To whom it may concern,
I feel compelled to state that I will not be watching England play in the World Cup this year.
I am absolutely disgusted by the way migrant workers have been treated in Qatar. I am not going to go into any details since you should be painfully aware of the working conditions in Qatar. While I fully and strongly support actions to enlighten people on the question of racism or the LGBT community it seems that the life or death matter of people working in Qatar have quietly been buried under the centre circle of many stadiums (figure of speech) but I’m sure you get the idea.
This is not an easy decision for me for I love to watch football, I’m really gutted. I watched England win the World Cup in 1966 (there are less and less of us who can say that) …. at the time people poured out of their homes and onto the streets after the game to celebrate the victory.
I’ve watched every World Cup since and this was not an easy thing to do. I moved to Canada in 1967 and football up until the last decade or so was very difficult to watch since soccer was barely on the radar of sports or the public mind in Canada. In fact I took a lot of ridicule being a football fan in those days.
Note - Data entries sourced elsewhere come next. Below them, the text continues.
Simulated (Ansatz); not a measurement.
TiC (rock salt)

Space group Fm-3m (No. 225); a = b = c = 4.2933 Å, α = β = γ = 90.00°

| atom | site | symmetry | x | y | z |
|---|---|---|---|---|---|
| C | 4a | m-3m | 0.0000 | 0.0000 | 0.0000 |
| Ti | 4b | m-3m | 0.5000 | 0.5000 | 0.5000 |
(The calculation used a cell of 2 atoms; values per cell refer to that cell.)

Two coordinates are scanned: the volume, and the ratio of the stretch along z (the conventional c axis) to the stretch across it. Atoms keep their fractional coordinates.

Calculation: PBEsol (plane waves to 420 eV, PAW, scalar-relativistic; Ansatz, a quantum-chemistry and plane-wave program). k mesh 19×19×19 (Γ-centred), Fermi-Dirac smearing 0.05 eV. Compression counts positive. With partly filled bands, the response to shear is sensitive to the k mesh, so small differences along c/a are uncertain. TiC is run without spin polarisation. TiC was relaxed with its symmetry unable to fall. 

So I’m sicken not to be able to watch the World Cup, but there you have it.
Over the years I helped many Canadians to become interested in football and have been instrumental in at least 20 people becoming serious fans of Liverpool FC in particular, some of whom have travelled all the way to Anfield to watch a game.
So, I’m very disappointed in the FA for not making a stand on what was going on in Qatar, for if you had acknowledged the situation in some way, I could have maybe justify watching the World Cup. I’m 70 years old and who knows if I’ll be around to watch another one.
It’s all very very sad.
A tainted World Cup
It was discussed in the mailbox that somehow the World Cup winner would feel tainted. It won’t. Not to the players and not to 99% of fans. Once the tournament starts, the sport is the sport and the location of the tournament does not affect how we view the winners.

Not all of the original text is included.